Early in the school year the librarian ought to meet the new students and explain to them in the reading-room the grouping of the books and the fundamental principles underlying the making of a dictionary card catalogue. The location of various classes of reference books should be pointed out, the differences between a dictionary and an encyclopÆdia explained, and the various types of both commented upon. The pupils should be shown how to use “Poole’s Index” and the “Reader’s Guide to Periodical Literature” and have the helpfulness of these aids clearly brought home to them by concrete illustrations in connection with some practical theme work or preparation for a debate. If this initial visit to the library is made the subject of a required paper in the English course the benefits are doubled. The pupils can be assigned problems of various kinds involving the intelligent use of tables of contents and indexes, and familiarizing themselves with a variety of reference books.[4] They can be asked to fill out a call slip from the reference in the card catalogue, take the volume to the delivery desk, have it charged out, return it, see it discharged and put back in its regular place on the shelves.
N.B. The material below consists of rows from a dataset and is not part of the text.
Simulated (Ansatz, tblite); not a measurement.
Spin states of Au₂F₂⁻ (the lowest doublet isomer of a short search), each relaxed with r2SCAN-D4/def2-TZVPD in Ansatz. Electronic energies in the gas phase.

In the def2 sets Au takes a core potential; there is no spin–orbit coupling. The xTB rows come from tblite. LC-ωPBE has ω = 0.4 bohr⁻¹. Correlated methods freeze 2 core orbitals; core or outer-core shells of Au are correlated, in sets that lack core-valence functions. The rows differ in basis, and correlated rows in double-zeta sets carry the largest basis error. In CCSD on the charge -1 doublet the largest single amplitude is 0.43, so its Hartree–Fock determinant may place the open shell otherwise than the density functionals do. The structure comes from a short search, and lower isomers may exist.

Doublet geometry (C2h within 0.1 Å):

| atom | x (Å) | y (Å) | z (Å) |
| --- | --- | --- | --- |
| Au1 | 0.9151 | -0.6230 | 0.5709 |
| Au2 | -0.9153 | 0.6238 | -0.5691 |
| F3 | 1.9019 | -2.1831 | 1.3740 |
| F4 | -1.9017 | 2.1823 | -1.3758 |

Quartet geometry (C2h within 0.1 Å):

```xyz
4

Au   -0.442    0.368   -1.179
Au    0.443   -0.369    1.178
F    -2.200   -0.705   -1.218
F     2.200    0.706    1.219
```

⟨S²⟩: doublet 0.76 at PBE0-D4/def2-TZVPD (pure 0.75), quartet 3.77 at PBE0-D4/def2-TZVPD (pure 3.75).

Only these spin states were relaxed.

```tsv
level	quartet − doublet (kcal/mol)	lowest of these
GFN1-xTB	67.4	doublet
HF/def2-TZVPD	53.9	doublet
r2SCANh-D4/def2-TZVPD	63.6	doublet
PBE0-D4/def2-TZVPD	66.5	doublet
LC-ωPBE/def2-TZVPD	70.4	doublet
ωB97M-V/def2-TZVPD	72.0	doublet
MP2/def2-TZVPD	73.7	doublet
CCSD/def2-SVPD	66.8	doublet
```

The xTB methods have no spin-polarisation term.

Library Instruction.—The library instruction, in order to be of real benefit to the pupils, should be made a part of the school curriculum and be given credit the same as other work. In most schools where it is given it is counted as a part of the English work. In the high schools of Michigan the time given to the library work varies from one to three exercises for each of the grades. The instruction is given in the form of lectures or informal talks, after which the pupils are required to work out a set of problems on reference books. This work is done in the library under the supervision of the librarian. The completed exercises are in some schools handed in to the librarian and in others to the English teacher, but the credit is usually given the pupil by his English teacher. The talks are arranged to suit the work and needs of the different classes. Those for the ninth grade pupils ordinarily include instruction in the use of dictionaries, encyclopÆdias and atlases, and the use of the table of contents and indexes in reference books. The instruction for the tenth grade takes up the use of the card catalogue, magazine indexes, year-books, and special indexes. The upper classes may be given practice work in comparing the value of different reference books, in learning to get references from various sources not on the reference shelves, and in the use of some of the government publications.

Library Courses.—One of the best library courses of this kind is that conducted by the librarian of the Detroit Central High School, where the work is graded to correspond with the regular grading of the English courses in that school. The librarian has a graded series of library questions which are among the best illustrations of this kind of work for high school courses available in print. We give specimens from the various series as follows:

  1. 1. Consult the indexes of poems by Holmes, and give the pages on which you find the following: (a) Poem beginning, “Listen, young heroes! Your country is calling.” (b) Poem entitled, “Dorothy Q.” 2. Between what streets in our city does 870 Lafayette Street come?
  2. 1. Look up the “Seven Wonders of the World” in two different books. Do not copy them. Name the books in which you found them. 2. In what work of literature does the “Old Man of the Sea” appear? In what reference book did you find it?
  3. 1. Find the allusion to “Field of the Cloth of Gold” in two different books. In what books did you find it? 2. Use the card catalogue and give a reference for the life of John Greenleaf Whittier.
  4. 1. (a) Who was governor of Iowa in 1906? (b) Where was he born? 2. (a) Name two good recent encyclopÆdias, (b) Name two good older encyclopÆdias.
  5. 1. (a) What is the general index to Government publications? (b) How often is it published? 2. (a) What is the Congressional directory? (b) Examine it and name any one reference point which interested you. (c) What is the Congressional record?
  6. Name good reference books under the following heads: (a) Classical dictionary. (b) Gazetteer of the world. (c) Atlas of the world. (d) Year-book for current history.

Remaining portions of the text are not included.